Mercedes-Benz fills a glaring hole in its line-up with this classy, high-quality C-Class-based SUV called GLC.
This article was originally published in Wheels magazine on Dec 09, 2015.
WHAT IS IT?
A much-needed SUV based on W205 C-Class architecture, slotting in between the small GLA and relatively large, re-branded ML (now badged GLE). Considering SUV sales continue to boom in Australia, in unison with record numbers of C-Class models fleeing showrooms, the GLC’s timing is near perfection.
WHY WE’RE TESTING IT
The premium mid-size SUV category continues to grow, and the Mercedes-Benz GLC is destined to increase that trend. But it occupies an enviable position. With a premium feel to match the $20K-plus dearer Porsche Macan, the GLC instantly dates BMW’s dour X3 and Volvo’s ancient XC60, as well as Audi’s biggest seller, the seven-year-old Q5. Even Land Rover’s relatively fresh Discovery Sport won’t know which way to turn.

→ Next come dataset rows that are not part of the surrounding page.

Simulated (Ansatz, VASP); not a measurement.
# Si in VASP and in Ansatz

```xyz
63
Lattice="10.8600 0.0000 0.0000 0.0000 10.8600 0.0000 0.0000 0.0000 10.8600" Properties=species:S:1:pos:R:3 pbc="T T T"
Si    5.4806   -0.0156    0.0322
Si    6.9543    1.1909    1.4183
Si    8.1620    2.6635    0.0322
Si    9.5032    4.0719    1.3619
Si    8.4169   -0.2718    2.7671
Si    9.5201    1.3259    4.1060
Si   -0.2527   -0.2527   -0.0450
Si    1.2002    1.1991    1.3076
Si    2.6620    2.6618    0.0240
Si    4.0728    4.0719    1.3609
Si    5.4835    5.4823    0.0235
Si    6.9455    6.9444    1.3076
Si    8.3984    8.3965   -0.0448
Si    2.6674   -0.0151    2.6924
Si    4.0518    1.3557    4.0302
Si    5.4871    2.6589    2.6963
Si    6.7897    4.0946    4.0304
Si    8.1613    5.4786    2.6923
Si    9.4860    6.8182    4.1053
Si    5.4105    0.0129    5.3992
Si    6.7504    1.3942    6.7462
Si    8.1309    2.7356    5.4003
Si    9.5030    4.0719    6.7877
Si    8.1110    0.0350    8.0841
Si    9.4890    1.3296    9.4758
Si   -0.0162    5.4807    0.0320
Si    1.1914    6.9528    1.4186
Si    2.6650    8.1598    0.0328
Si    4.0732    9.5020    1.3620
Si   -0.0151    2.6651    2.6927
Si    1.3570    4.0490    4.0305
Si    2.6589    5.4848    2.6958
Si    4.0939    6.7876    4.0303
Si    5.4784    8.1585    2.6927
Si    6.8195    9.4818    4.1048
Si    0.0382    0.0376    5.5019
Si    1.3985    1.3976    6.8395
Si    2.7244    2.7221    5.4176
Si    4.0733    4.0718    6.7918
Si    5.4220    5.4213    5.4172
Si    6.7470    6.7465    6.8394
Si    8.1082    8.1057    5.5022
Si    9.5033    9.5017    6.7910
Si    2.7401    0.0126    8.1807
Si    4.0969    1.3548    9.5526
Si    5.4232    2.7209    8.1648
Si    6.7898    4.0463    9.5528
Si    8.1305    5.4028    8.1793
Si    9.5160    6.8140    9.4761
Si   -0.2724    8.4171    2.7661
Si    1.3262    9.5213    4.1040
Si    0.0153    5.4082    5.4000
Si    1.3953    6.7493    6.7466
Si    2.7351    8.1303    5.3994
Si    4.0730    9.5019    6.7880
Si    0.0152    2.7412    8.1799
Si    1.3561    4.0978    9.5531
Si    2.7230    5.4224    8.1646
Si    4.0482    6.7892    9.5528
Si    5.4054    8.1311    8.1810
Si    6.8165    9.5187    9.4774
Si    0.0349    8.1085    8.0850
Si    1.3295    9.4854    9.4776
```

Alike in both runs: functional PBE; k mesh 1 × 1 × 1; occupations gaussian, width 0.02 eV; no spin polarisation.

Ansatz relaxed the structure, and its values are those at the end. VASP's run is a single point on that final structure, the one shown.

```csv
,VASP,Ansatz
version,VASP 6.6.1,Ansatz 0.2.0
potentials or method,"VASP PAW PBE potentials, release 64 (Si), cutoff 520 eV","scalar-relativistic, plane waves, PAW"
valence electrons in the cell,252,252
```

Audi Q5, BMW X3, Land Rover Discovery Sport, Lexus NX, Porsche Macan, Volvo XC60
Given that the 220d, 250 and 250d 4matics are just the beginning, there are big things to come for the GLC. Buyers will be won over by its svelte lines and opulent cabin, not to mention its persuasive refinement and generally impressive ride. But press-on drivers need to select the Air Body Control option, while those who place a priority on luggage space would be better off in a C-Class Estate. Petrolheads should hold out for the twin-turbo V6 (GLC450 AMG) and twin-turbo V8 (GLC63 S) variants due to arrive in 2016.
PLUS: Handsome styling; class-leading interior; strong drivetrains and efficiency; compelling equipment
MINUS: Standard suspension lacks damping resistance when really pushed; concedes boot space to the C-Class Estate; ugly and intrusive body-side steps
THE boffins in Stuttgart definitely underestimated the worth of a decent SUV spin-off first time out. Four years behind BMW’s inaugural X3 and hobbled with left-hand-drive only, the 2008-15 Mercedes-Benz GLK is now widely recognised as “a mistake” by the company’s top brass, given its restricted market potential in a booming category. But that’s all about to change.
Sharing its platform and drivetrains with the lauded W205 C-Class, the GLK’s all-new GLC replacement is Stuttgart’s apology to the world. And, in particular, right-hand-drive markets such as Australia. Yet the GLC is hardly down on all fours begging forgiveness. It’s simply too good for that.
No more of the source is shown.